Single-string instrument known as rababa
19th century
Object Name: Rababa
Period: 19th century
Date: 1800-1899
Provenance: Arabia
Dimensions: H:52 -W:850- D:215 MM
Medium: wood,leather
Registration Number: QNM.2011.693.1-.2
This musical instrument is called a rababah and is distinct for having a single string. With a bow made from wood, leather and metal, it is used to accompany a singer in the chord songs and in bedouin folk music. The rababah is considered part of the lute family (oud in Arabic). Plucked versions like the kabuli rababah (sometimes referred to as the robab or rubab) are plucked like the lute, but other versions are played with a bow.
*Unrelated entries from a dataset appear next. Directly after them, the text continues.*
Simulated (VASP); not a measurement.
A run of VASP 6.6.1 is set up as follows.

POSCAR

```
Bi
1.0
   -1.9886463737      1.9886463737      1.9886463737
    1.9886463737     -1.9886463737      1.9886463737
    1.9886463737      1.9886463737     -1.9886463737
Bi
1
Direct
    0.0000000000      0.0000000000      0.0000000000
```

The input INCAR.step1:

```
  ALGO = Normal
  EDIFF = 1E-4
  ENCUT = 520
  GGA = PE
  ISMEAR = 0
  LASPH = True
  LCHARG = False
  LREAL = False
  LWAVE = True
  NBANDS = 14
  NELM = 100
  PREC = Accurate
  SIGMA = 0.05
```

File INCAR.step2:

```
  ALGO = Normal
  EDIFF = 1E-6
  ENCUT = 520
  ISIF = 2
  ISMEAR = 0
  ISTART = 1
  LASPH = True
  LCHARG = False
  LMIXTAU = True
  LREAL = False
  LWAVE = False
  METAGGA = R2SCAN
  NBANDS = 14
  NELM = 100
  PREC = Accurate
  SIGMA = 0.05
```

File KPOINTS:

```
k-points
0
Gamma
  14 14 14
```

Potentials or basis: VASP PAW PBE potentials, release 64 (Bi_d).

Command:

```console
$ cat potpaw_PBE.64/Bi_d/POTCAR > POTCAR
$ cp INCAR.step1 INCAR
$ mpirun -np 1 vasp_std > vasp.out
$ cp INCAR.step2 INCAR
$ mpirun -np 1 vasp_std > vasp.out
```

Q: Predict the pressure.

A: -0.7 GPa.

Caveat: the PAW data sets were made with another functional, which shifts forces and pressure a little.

The rababah is probably one of the oldest instruments found in the Arab world, dating as far back as the 8th century. It was through trading routes that the instrument was spread to the Middle East and North Africa. There are many variations with different shapes and sizes. The rababah was adopted as a key instrument in Arabic classical music, along with the oud (classic Arab lute) and the ney (end-blown flute).
The Qatar Peninsula is surrounded by sea except in the south where it connects with its neighbours from the Arabian Peninsula. For hundreds of years people have shared the land, resources and knowledge inherited from their environment. With no fixed lifestyle in terms of time and place, people moved easily and freely between land and sea for trade, livestock, pearl diving, fishing, and hunting at various times throughout the year. This symbiotic relationship between the people and their environment was represented in the unity of their societies, including the exchange of knowledge, stories and the trading of available goods.

A distinctive characteristic of life on the Qatar Peninsula has long been the close association between the coast and the desert – al barr. Some desert tribes spent several months of the year in coastal cities, setting up semi-permanent residences to participate in pearl diving or fishing. Similarly, coastal residents occasionally moved to al barr during the winter to graze their livestock. This exchange of natural resources and the influence of different environments has contributed to the creation of a unique community.
The presence of British, French and Dutch trading companies in the Gulf from the early 1600s brought uncertainty to the region, with unstable alliances and intense competition over trade routes. As trade flourished, however, the strength of the Arab tribes increased. Many Arab tribes moved from the interior of the Arabian Peninsula to Qatar, and by the 18th and 19th centuries, most of the major towns of the Gulf were founded. Several towns flourished on the Qatari coast, including Huwailah, Khor Hassan, Fuwairat, Ruwaida, Freiha, Al Bidda and Doha. The most notable was Al Zubara which became a hub for the Gulf pearl trade.